This anthology includes contextualizing Introductions to each era, Biographies of each author, and Reading and Review Questions on each author's included works. This material offers basic signposts toward critical interpretation and understanding of the selections. But they do not impose or intend to shape that understanding so students can instead hone their critical thinking skills and synthesize historical, cultural, and aesthetic concepts.
With this open anthology, students can compare the selections both within and across historical eras to analyze shared themes. The theme of personal identity as inherent or as socially constructed opens a constellation of related themes, many of which students may take for granted or have not critically examined. Students can understand the revolutionary aspects of the Romantic era by considering how static and determined class distinctions of the eighteenth century became more fluid and conditional in the nineteenth century. They can understand how the Romantics, seeing past sources of identity within a stable class system catastrophically disrupted by revolutionary forces across Europe and ultimately within England, considered universal elements of individuality that were shared across all classes and that demonstrated fundamental equality among humans.
Imagination became a touchstone of such shared humanity. Considering the theme of Imagination opens related themes of dream and nightmare, happiness and terror, truth and doubt (or self-truths and self-doubts). Categories of identity constructs--such as hero and monster--similarly become conditional or conditioned, for example, upon self-realization and social limitations.

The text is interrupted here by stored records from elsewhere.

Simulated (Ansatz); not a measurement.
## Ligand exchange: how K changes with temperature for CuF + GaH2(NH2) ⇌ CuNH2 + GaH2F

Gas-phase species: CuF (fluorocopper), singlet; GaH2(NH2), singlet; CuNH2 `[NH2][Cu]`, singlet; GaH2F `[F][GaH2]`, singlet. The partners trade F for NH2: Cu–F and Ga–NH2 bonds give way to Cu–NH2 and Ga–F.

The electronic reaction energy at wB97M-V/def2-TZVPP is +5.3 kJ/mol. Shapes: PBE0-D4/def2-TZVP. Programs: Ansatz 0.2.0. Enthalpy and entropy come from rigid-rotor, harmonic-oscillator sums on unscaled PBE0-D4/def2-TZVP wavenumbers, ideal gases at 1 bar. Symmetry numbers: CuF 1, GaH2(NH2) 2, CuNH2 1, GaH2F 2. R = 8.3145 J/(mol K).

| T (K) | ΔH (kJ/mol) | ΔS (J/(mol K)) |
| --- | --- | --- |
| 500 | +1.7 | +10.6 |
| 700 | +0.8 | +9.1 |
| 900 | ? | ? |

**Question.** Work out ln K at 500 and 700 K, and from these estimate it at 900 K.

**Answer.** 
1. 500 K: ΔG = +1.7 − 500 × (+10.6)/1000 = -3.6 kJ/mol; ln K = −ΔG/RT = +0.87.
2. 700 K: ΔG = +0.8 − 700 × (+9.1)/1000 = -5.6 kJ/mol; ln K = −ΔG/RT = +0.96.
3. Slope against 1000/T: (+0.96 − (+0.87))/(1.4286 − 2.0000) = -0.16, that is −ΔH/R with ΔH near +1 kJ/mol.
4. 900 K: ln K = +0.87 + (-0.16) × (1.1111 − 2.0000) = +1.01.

Students can consider how one era's literature influenced the next. Victorian poetry can suggest how revelation of self could be made objective and impersonal through dramatized monologues. A speaker's point of view can reveal truths about humanity--such as jealousy, control, hatred, and greed--that evoke both sympathy and rejection. Impersonality can then lead to the shifting impersonations of Modern literature. Ego and egotism can be deplored by Victorian writers but desired by the Moderns. The horrors of the twentieth century can subvert the heroics of the nineteenth. And the realization of these horrors can grow out of the very sense of individual rights that the Romantics expressed--rights shared across gender, race, and class.
This anthology hopefully will open students (and readers) to the conversation that literature has held with readers in the past and is holding with us now.